NDRC head He Lifeng (centre), deputies Zhang Yong (second from right) and Ning Jizhe (second from left) take questions from reporters in Beijing last week. Photo: Xinhua

Cai Jiming, director of Tsinghua University’s political economy research centre and an NPC delegate, said on Tuesday that the commission had focused too much on “development” and not enough on “reform”.

“Its [previous] responsibilities were focused on development ... It supervised too many things – planning, project approvals and investment – but it did very little in terms of reform,” Cai said. 

The NDRC began as the State Planning Commission in 1952, and is often associated with China’s command economy.

Its power was on full display when Beijing announced a massive stimulus plan to boost growth after the global financial crisis in 2008. Then, the NDRC was inundated with local government officials seeking approvals for investment projects. 

But the commission’s role and approach to managing the economy has often come under fire. “Reformist” outgoing central bank governor Zhou Xiaochuan in 2005 criticised the agency’s “planned economy mindset” in managing the long-term corporate bond market. The central bank later skirted away from the NDRC to develop a huge interbank bond market.

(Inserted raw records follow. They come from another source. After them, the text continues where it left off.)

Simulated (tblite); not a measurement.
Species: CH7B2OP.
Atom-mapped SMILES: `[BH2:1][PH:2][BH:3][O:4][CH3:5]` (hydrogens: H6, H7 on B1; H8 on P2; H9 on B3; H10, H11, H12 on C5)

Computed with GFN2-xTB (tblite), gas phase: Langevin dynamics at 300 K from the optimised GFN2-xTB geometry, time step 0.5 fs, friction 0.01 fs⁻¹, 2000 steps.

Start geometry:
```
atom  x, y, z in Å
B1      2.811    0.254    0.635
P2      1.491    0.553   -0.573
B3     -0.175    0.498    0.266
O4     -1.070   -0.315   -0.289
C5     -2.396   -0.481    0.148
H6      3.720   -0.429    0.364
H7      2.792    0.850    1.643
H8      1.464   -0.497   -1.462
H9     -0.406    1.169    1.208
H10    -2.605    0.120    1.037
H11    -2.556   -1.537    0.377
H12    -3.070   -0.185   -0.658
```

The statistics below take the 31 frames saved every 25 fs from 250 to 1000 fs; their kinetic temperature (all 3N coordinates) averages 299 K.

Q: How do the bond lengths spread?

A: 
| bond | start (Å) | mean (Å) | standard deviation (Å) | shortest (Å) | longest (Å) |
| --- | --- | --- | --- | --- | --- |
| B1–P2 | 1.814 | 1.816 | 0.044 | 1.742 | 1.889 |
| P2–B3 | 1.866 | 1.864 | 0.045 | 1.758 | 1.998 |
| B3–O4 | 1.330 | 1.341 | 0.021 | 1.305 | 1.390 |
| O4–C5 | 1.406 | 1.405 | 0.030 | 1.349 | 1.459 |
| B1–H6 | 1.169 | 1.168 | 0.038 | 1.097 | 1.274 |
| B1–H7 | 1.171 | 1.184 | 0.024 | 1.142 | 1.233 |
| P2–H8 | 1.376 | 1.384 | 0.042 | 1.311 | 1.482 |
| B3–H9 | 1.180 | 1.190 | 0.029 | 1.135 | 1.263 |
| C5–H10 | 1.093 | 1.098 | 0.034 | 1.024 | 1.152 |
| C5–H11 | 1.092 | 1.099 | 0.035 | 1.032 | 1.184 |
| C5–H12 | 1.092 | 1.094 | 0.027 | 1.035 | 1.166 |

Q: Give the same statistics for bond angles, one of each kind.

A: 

The commission is in charge of “industrial policies”, but it has been blamed for exacerbating overcapacity in industries ranging from steel to solar panels. The most recent case was approving to too many subway projects, with the state leadership eventually stepping in to cool off the investment frenzy.

Liu Tienan during his trial in Langfang, Hebei in 2014. Liu was jailed for life for corruption and taking bribes. Photo: Xinhua

The NDRC has also become known as a hotbed for corruption. Former vice-chairman Liu Tienan was sentenced to life imprisonment in 2014 for graft and taking bribes. Five of the seven top officials at its pricing department were also investigated for corruption at the time, with several of them jailed.

Wei Pengyuan, a former deputy director of the coal mining department, was given a suspended death sentence after his stash of more than 200 million yuan (US$31.6 million) of embezzled cash was uncovered at his home in 2014.

“The dismantling of the NDRC’s power is probably the most welcome part of the government’s reshuffle,” said Mao Shoulong, a professor at Renmin University of China in Beijing. “It is too big and too powerful.”

Liu He, top economic aide to President Xi Jinping and one of five vice-chairmen of the NDRC, is believed to be a key figure behind the government revamp. 

He called the restructure a “revolutionary” move towards the goal of “letting the market play a decisive role in allocating resources”, in an article in Communist Party mouthpiece People’s Daily on Tuesday.

“The [third plenum] decision explicitly ordered that the management of micro affairs and detailed approvals be reduced, and government allocation of resources and intervention in market activities be minimised,” Liu wrote, without directly naming the NDRC.